The Black Lives Matter-LA

The Black Lives Matter-LA movement marched in Downtown LA May 27 to protest the death of George Floyd.

The Black Lives Matter-LA movement marched in Downtown LA around 6 p.m. May 27 to protest the death of George Floyd, a man who was killed after a police officer pinned him to the ground with his knee in Minneapolis. 

During the march, a group of protesters made its way onto the 101 Freeway near Alameda Street and blocked traffic. They then confronted and vandalized two highway patrol cars. One protester was injured after jumping on and off one of the highway patrol cars. The LAFD treated the injured person, but the condition has not been released. 

The protest moved from the freeway onto Aliso Street, where they were met by officers and police cruisers. Police helicopters circled above, as protestors burned an upside-down American flag with aerosol spray and tagged the LAPD Headquarters with anti-police graffiti. 

At around 8:15 p.m., about 150 protesters assembled on First and Main streets, in front of the Los Angeles City Hall, and began damaging property and throwing items.

The LAPD issued a Citywide Tactical Alert. Dozens of police officers were sent to the scene, including a bike unit, senior lead officers, and the metro and patrol units. 

“Our position is to protect their First Amendment right,” said LAPD Sergeant II Frank Preciado. 

The officers controlled the crowd and moved them westbound to First and Spring streets. While there, one of the motorists accelerated and injured a protestor, who was treated by the LAFD. No arrests were made. 

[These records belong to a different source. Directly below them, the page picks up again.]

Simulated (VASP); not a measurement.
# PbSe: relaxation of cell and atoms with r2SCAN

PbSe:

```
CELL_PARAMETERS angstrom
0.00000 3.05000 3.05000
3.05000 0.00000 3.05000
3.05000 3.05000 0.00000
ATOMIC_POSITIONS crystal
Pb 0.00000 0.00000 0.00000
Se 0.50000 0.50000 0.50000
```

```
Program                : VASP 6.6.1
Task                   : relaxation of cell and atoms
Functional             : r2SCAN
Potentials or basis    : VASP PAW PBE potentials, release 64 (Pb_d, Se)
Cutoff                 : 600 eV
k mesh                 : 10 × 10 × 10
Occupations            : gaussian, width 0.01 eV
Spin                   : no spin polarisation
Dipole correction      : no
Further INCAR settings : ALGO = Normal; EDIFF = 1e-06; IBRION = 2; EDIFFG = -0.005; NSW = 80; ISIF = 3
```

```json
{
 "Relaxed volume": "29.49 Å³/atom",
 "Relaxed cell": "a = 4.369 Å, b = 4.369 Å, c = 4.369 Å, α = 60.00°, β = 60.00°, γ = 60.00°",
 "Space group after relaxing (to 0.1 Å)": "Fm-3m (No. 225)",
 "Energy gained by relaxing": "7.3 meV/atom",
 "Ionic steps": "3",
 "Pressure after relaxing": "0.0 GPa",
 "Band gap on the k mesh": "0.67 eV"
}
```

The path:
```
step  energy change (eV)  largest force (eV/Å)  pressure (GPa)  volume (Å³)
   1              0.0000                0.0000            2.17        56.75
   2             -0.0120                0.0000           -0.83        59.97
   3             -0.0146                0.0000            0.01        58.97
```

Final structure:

The LAPD indicted it’s assessing the protest and it has received information that there will be additional gatherings. 

“At that point, command staff get their emergency operation group together. We do an assessment of how many possible protestors are going to be assembling and where that location will be. Our responsibility is to protect property,” Preciado said. 

Mayor Eric Garcetti tweeted Angelenos to “follow their conscience in response to the pain and senselessness of this horror.” Like the LAPD, Garcetti is hoping for peaceful protests.